Her menu for the BBC2 special includes home-made mincemeat, a traditional Christmas pudding and a turkey with all the trimmings.

She will also serve up chocolate and sour cherry crumble, as well as cranberry and orange relish, scallops in the shell and an indulgent panettone trifle.

A BBC spokesman said: "Delia is a firm believer that the festive period of cooking and feasting should be cherished, not feared. But in a season which can be fraught with panic, Delia is here to allay our worries."

Smith will also be celebrated by the BBC with a five-part series looking back at her 40 years in cookery.

BBC2's Delia Through the Decades explores her career and the way she has affected the UK's eating habits.

Fans such as Stephen Fry, Victoria Wood and Sir David Attenborough also offer their thoughts and praise.

Beeb bosses will be hopeful the TV series will prove as popular as 1998's Delia's How to Cook, which reportedly led to a 10pc rise in egg sales in Britain.

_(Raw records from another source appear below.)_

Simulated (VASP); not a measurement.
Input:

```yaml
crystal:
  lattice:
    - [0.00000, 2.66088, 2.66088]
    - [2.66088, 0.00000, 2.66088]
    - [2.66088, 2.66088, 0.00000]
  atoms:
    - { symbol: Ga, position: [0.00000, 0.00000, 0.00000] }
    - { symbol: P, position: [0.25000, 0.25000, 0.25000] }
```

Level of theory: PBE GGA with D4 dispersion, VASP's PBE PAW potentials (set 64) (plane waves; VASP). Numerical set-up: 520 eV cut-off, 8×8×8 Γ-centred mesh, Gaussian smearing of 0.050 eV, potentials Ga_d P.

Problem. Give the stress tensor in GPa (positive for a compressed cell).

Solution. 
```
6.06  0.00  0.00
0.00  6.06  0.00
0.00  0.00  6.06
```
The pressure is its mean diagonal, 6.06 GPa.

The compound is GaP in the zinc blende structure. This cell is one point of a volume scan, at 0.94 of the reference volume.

This phenomenon - 'the Delia Effect' - was most recently seen in 2008 after her new book, How to Cheat at Cooking, was published.

In 2003 Delia announced her retirement from TV, however she returned for an eponymously-titled six-part series on the BBC in spring 2008.

Delia has a majority shareholding in the Canaries with her husband, Michael Wynn-Jones, with whom she lives near Stowmarket in Suffolk.